Snoopy takes advantage of a feature built into all smartphones and tablets: When mobile devices try to connect to the Internet, they look for networks they've accessed in the past. Your phone will be shouting out the name of every network it has ever connected to,
That's when Snoopy swoops into action sending back a signal pretending to be networks you've connected to in the past. Devices two feet apart could both make connections with the quadcopter, each thinking it is a different, trusted Wi-Fi network. When the phones connect to the drone, Snoopy will intercept everything they send and receive.
That includes the sites you visit, credit card information entered or saved on different sites, location data, usernames and passwords. Each phone has a unique identification number, or MAC address, which the drone uses to tie the traffic to the device.
CNNMoney took Snoopy out for a spin in London and in less than an hour of flying, obtained network names and GPS coordinates for about 150 mobile devices.
It was also able to obtain usernames and passwords for Amazon, PayPal and Yahoo accounts. Collecting metadata, or the device IDs and network names, is probably not illegal, however intercepting usernames, passwords and credit card information with the intent of using them would likely violate wiretapping and identity theft laws.
Installing the technology on drones creates a powerful threat because drones are mobile and often out of sight for pedestrians, enabling them to follow people undetected.
Of course, as well as being used for bad stuff, it could also be used for law enforcement and public safety. During a riot, a drone could fly overhead and identify looters, for example.
Oh, the joys of modern technology.
3D Printers
Apart from drones, I believe the next big disruptive change will be 3-D printers. My local Office Depot now has a 3-D printer although very limited in scope, but Local Motors is planning to 3D print a car in 5 days.
The concept is nothing new, and later this year Local motors will 3D print an electric vehicle in just five days, at the International Manufacturing Technology Show in Chicago.
A couple of years ago the company built an entire Rally Fighter off-roader at the show over the event's six days. But 3D printing a car presents entirely different challenges.

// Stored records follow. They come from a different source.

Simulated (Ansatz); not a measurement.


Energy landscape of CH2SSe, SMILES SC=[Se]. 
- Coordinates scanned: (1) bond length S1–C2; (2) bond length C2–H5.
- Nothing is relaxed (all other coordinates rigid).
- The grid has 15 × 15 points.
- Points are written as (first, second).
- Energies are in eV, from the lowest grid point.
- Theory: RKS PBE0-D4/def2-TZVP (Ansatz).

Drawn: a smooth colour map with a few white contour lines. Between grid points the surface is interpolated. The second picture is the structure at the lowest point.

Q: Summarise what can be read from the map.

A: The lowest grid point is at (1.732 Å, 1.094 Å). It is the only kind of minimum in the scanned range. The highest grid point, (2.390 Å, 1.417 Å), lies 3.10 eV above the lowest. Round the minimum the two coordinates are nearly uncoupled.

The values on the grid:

The demonstration is designed to show how advanced manufacturing techniques can deliver a stronger, safer, faster and more efficient vehicle. Other than being electric, details of the powertrain have not yet been revealed.
The vehicle aims to deliver a sustainable, green product, one that reduces production cost but also creates job opportunities. Hopefully, it will be stunning to look at and fun to drive, but ultimately, it needs to be a car people want to buy.